A ransomware attack took down one of the world’s most trusted stores of information for months – what can we learn about avoiding the same mistakes?
When the British Library announced it had encountered “technical issues” then a “technology outage” in October 2023, it wasn’t immediately apparent what had happened. But in the months since, we’ve learned that the institution, which holds nearly 15 million physical books, as well as 170 million other documents and items, fell victim to a ransomware attack.
It took nearly three months for the library to start to restore access to researchers, albeit in a significantly different way than it previously existed. “There are many further steps ahead,” warned Sir Roly Keating, chief executive of the British Library, in a blog post. “The broader programme of full technical rebuild and recovery from the attack will take time, and we’re keen to listen to our users and the wider research community to ensure we get the priorities right in the months ahead.”
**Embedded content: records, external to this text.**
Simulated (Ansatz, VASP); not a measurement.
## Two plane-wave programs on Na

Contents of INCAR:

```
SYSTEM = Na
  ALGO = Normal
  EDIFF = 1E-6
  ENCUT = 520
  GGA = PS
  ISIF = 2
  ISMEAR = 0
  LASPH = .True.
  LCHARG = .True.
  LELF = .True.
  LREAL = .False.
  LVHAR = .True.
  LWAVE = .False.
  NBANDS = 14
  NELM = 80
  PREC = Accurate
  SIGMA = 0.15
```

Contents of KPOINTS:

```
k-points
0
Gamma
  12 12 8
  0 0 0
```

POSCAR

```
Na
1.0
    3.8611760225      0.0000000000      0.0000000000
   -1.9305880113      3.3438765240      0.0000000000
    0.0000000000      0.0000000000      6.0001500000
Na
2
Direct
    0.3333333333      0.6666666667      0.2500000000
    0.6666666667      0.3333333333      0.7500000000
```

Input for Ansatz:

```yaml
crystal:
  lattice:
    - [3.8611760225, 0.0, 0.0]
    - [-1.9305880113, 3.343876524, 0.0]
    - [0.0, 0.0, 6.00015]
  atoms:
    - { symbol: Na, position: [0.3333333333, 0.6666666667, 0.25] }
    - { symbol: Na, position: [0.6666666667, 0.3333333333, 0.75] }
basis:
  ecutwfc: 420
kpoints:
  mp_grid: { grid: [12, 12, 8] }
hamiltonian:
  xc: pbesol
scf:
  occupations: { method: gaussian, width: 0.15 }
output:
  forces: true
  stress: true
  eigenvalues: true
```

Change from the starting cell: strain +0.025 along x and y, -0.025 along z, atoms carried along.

The library, which declined a request to participate in this story, has received support from the UK’s National Cyber Security Centre (NCSC) as it starts to rebuild access to its archive. Lessons will be learned, wrote Keating. But what are they? And how can the British Library’s issues help others design and maintain database projects?
“An opportunity to learn”
“There’s an opportunity to learn from the British Library’s experience,” says William Kilbride, executive director of the Digital Preservation Coalition (DPC), an industry body for those involved in preserving digital archives. It starts with thinking about how to build and structure any database in the first place. “When building a database, most often people think about efficiencies in structure, including things like normalization of tables and data, but not necessarily the continuity and resilience of the database itself,” says Sajeeb Lohani, global head of cybersecurity at Bugcrowd.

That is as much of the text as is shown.